Passive... is a very relative term But, as far as SQL server licencing is concerned if you are 'using' it even readonly or DBA activity then this is deemed a 'Production server'. I know this is also an over used term but the only 'passive server' that doesn't need a licence applied is a mirrored server in the pure sense of the word. The area that is hitting the DBA at the moment is the understanding what Mircosoft refer to as 'Data mobility'. There is not one answer. Trust me, we've been tooing and froing with our licence provider over this for a long time. Their original bill was, to say the least, un-believable and 6 week later we have managed to cut it by two thirds, the CIO is happy. There is no one answer and the calulation is convoluted for instance.
Case 1. (I'm using rough figures $10K per STD, $30K per Enterprise, datacenter I'm not even going there.....)

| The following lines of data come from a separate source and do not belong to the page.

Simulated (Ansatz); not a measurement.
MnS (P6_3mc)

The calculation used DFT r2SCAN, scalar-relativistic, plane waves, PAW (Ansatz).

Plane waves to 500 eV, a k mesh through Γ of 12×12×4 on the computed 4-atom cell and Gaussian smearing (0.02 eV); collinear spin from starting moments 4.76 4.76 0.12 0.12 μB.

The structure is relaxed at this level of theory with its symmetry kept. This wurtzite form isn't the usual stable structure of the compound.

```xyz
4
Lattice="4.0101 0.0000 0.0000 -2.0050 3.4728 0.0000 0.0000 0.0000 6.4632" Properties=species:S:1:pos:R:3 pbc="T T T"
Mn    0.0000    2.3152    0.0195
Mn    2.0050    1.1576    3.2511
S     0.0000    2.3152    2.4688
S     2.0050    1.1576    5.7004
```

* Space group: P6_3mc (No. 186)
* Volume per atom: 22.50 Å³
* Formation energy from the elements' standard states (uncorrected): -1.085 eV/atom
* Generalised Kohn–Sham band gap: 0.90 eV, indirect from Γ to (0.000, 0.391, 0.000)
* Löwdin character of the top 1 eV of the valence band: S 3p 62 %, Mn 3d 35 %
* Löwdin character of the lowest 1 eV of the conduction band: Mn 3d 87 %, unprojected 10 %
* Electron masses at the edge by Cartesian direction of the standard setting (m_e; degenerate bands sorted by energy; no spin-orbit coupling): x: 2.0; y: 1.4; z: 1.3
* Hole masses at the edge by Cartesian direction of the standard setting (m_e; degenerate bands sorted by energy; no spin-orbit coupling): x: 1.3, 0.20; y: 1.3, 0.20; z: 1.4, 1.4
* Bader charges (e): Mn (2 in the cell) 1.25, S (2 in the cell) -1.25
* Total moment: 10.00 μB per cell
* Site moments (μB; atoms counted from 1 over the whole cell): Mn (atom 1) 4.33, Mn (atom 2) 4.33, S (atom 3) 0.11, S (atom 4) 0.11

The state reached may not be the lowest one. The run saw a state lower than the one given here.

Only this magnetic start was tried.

1 SQL Standard installation on a dual quad core server = 1 licence per Physical CPU (black plastic on the motherboard) hence $10K X 2 = $20K.
The same SQ server install on a Virtual server using the cores per cpu division rule, need only 1 licence, working like this
1 SQL std using 2 Virtual CPU's (on a dual quad core host) 2 / 4 is less than 1 there only 1 licence. As common sense would dictate in that in a virtual environment you don't get to use all the horse-power of the CPU there MS uses that number of Vcpu's/the number of cores to determine the license count required. Therefore only $10K .... Ahhh I hear you say well we'll just put all the SQL servers on one host, give them 4 VCPU's "huzzar" I hear you say, 'supedup SQL servers', and to a point that can work. But remember you can only fit 5 Lbs of excretment in a 5 Lb bag and if start over subscribing the Host then you are in a world of hurt.
I hear the ESX/Hyper V boys and girls going "but we have dynamic resource allocation and clustered ESX hosts with 24 cores and 196Gig of RAM, not a problem." -- Wrong !! Because if left to the defaults and you let you virtual environment management move the "SQL Server" or "OSE (operating system environments)" as MS describes between host and because the STD edition doesn't have this licence mobility, the calculation is very VERY different.
1 STD SQL Server with 2 vCPU's with 3 possible hosts equals 2/4 there 1 license x 3 possible locations by $10K = $30K . Now do the same calulation with Enterprise Edition(licensing the vCPU's) 1 Ent using 2/4 = 1 licence with 3 possible hosts = 1 x $30k x 3 = $90K.
Don't just take my word for it check this out http://tonymackelworth.wordpress.com/category/sql-server/
This is not a new thing as this licensing model was introduced in 2008.
The break even point is when you calculate the cost of an Enterprise license per physical CPU model eg 6 Physical CPU ESX host where each is licenced starts looking competitive 6 x $30K = $180 K with each licence you can install 4 OSEs, up to enterprise edition, therefore 24 STD editions if licenesed individually would be 24 x $10K = $240K. In our environment this worked, yours will be different.
There are so many variations that each environment needs to be investigated taking into account the virtual hosts, High availability options used, a whole raft of things.
BTW the new version of ESX (4.0) has migration rules that can be utililised to prevent migration between host groups and there by possibly reducing your TCO of SQL server.
Have fun. This is the brave new world-Virtually.